Several class action lawsuits have been filed against Honda for issues that make these vehicles unsafe to drive. Alleged defects include dilution of engine oil, phantom braking, transmission issues, and acceleration issues. If your Honda is included in one or more of these class action lawsuits, we can help you opt out and pursue an individual lemon lawsuit. By pursuing an individual lemon law claim, you could sue for charges specific to your situation and potentially recover a far more substantial cash settlement.

Honda Engine Oil Dilution

Honda class action lawsuit 2021 against the manufacturer was due to engine oil dilution. The Earth Dreams 1.5L direct injection engines supposedly leaked gasoline into the engine oil. The resulting engine oil dilution allegedly lead to premature wear and tear, engine stalling and other engine defects. Vehicle models named in this lawsuit include: 2019–2021 Honda CR-V, 2019–2021 Honda Civic and 2018–2021 Honda Accord.

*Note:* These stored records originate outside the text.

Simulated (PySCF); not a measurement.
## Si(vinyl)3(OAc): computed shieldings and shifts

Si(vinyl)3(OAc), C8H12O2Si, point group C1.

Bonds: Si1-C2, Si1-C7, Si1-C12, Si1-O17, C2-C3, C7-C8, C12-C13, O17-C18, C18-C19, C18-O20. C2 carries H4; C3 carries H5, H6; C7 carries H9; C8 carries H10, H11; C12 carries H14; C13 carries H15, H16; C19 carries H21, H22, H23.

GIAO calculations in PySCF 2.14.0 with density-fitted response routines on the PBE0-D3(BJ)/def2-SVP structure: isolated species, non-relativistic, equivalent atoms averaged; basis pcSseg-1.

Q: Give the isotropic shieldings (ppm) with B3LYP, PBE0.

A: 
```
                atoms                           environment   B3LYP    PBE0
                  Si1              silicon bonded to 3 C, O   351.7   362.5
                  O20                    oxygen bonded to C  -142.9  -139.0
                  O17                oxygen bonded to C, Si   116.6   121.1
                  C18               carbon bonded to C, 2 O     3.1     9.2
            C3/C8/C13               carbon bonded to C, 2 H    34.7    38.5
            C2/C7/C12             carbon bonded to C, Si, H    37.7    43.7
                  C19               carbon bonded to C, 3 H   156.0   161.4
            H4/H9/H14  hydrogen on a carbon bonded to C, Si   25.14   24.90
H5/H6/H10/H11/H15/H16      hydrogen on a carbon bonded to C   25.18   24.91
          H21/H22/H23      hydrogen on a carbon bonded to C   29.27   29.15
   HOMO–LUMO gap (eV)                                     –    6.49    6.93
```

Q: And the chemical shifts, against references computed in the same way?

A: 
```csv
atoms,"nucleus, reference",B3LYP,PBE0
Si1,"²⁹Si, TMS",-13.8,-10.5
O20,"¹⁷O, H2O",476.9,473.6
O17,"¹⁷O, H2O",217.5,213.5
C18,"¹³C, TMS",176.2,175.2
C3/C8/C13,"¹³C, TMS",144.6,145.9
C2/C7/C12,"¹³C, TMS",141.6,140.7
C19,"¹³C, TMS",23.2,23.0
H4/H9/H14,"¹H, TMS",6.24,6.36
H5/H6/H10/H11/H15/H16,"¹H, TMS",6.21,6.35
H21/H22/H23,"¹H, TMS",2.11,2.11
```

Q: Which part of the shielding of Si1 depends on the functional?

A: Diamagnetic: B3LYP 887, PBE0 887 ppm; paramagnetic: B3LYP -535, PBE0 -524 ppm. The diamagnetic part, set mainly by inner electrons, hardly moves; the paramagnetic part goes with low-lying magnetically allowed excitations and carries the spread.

Honda’s Collision Mitigation Braking System

Certain Honda vehicles equipped with the Honda Sensing technology suite are included in a class action lawsuit stating that some of its safety systems malfunction. The Collision Mitigation Braking System (CMBS) is an automatic emergency braking system supposed to detect objects in front of a vehicle, warn drivers and brake the vehicle, if needed. However, the CMBS allegedly detects objects that aren’t there, gives false alarms and, sometimes, brakes at random. Vehicle models named in this lawsuit include: 2016–2020 Honda Accord, 2016–2020 Honda CR-V, and 2016–2020 Honda Pilot.

Honda’s Automatic Transmission Issues

Honda has faced multiple class action lawsuits alleging that some Honda Pilot and Honda Odyssey vehicles experience issues with the automatic transmission. Examples of these issues include violent shaking, lurching, stalling and other problems. Jerking, lurching, deteriorated transmission fluid, torque converter clutch (TCC) shuddering and other issues may appear in these Honda vehicles: 2011–2019 Honda Odyssey and 2014–2019 Honda Pilot.

Honda’s 9-speed transmissions allegedly experience similar defects, such as rough or delayed shifting, delayed acceleration, gear shifting problems, sudden or harsh acceleration and loss of power. 9-speed transmissions may cause issues in the following vehicles: 2018–2019 Odyssey, 2016–2022 Pilot, 2018–2022 Passport, 2016–2020 Acura MDX (non-hybrid) and 2015–2020 Acura TLX.

Honda Idle-Stop Acceleration Issues

Honda’s idle-stop feature automatically shuts off the engine when the brake pedal is fully applied and the vehicle is idling. The idle-stop feature is supposed to restart the engine automatically when the driver releases the brake pedal. However, a class action lawsuit alleges that the idle-stop fails to restart the engine when the brake pedal is released. As a result, the driver can’t operate the Honda vehicle. The following vehicles allegedly experience the Honda idle-stop defect: 2016–2020 Pilot, 2016–2020 Odyssey, 2016–2020 Acura TLX and MDX.